Single survival

Say no to the misery of matchmaking

Imagine at what distant depth of ebb you’d have to be to ask a friend to set you up with someone. To be plundering your friends’ friends for potential dates, like Google with a stiffy, you must have truly run out of options. People may scoff at online dating or even picking someone up in a bar, but to cast your incestuous net only as far as the puddle next door shows a lack of pluck and imagination.

Agreeing or volunteering to set mates up with each other is the worst idea you’re likely to have, save for those orange slacks you thought would look good on you in the ‘90s. Whether your forlorn singleton friend has had their eye on a particular someone within your social circle or is just throwing out a speculative “Surely you must know some hot, single guys for me?” there’s seldom a pot of gold at the end of the matchmaking rainbow. Well, for you, at least.

It’s a common misconception that people you know, or your friends know, will like each other.
“Well, I like my friend and my friend likes me,” you may ponder, as you stir your Starbucks and idly stare out of the window at the crotches of a series of passers-by, “so it would follow that they would like my friend too, so that’s one thing they have in common straight away!” This rather inconveniently ignores the fact that we are all about a million different people from one social situation to the next – what one friend likes about you may be the very thing that makes another back away from you in horror. So, matchmaking. No. Here’s why:

As its instigator, you’ll get to hear every mind-numbing detail of the courtship
We all love a little bit of gossip, true, but hearing relationship details is only really fun when you know just one half of the couple. It can all get very personal. Intimate, even. If you want to know what your friends are like in bed, why get it second-hand from whoever’s banging them right now? Just fuck them yourself.
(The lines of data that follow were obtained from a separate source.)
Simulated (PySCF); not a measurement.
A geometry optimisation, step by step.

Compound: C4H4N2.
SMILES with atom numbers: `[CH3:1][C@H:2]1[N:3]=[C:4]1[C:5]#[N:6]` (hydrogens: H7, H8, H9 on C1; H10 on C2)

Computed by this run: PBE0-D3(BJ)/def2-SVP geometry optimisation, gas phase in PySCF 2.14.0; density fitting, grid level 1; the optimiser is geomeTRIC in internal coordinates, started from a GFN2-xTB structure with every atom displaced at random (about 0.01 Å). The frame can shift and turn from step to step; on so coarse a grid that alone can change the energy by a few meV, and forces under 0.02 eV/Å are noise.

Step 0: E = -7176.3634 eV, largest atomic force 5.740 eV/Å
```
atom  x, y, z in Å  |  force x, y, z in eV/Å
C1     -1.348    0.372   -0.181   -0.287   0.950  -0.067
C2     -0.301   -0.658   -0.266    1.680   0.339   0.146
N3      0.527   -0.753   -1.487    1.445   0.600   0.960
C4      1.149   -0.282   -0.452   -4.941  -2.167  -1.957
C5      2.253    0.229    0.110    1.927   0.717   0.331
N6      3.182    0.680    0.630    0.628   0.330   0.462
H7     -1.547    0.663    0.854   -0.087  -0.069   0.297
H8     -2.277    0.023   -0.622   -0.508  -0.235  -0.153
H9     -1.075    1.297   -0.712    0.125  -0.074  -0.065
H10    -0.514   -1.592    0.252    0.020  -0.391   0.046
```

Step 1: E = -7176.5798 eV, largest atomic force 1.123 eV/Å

You’ll start to like one of them less
There are two sides to every story and, as the piggy in the middle, you’ll get to hear them both: imagine Fox News blaring into one ear, while BBC Radio 4 chirrups in the other. What a thought. It’s inevitable there’ll be discrepancies; we are all unreliable witnesses at the best of times.

Eventually, your loyalties will skew toward one more than the other. It’s impossible to predict what will finally sway you – maybe you too can’t stand wet towels left on the bedroom floor or you discover your friend wipes their earwax on the bedside table. Whatever it is, you’ll never look at your friend in the same way again. That’s a shame, isn’t it?

You’ll get the blame when it all goes wrong
Relationships are beautiful at the beginning as they blossom. Like a proud curator, you will watch as your charges – who you brought together, don’t forget – enjoy the trappings of love and romance.

The rot of acrimony is never far away, of course – it suckles at the teat of devotion and waits for the right moment to strike. Once it does bite the nipple which feeds it, its victims will be looking for someone to blame, and as soon as they’ve stopped screaming at each other, they’ll turn their attention to you. How could you even suggest they got together in the first place? You knew what he was like! Why didn’t you warn me?

Your friends will start to hate you
Matchmakers get a reputation. I would say a ‘bad rep’, but I abhor the term and, frankly, you have brought it all upon yourself. Matchmakers are like the über-busybody, with a strain of OCD that sees them want to tidy people up into pairs, as if being single was the worst thing that could happen to anybody. Every time you drag a single friend along to an event, any other single friends you have will suddenly have the urge to stand anywhere other than near you, in fear that they too will fall victim to your hopeless, catastrophic matchmaking.

So resist. They may beg, they may plead, but setting up your mates will lead only to heartache and a lot of awkward texting. Let your pals live alone, unloved – your conscience will be clear.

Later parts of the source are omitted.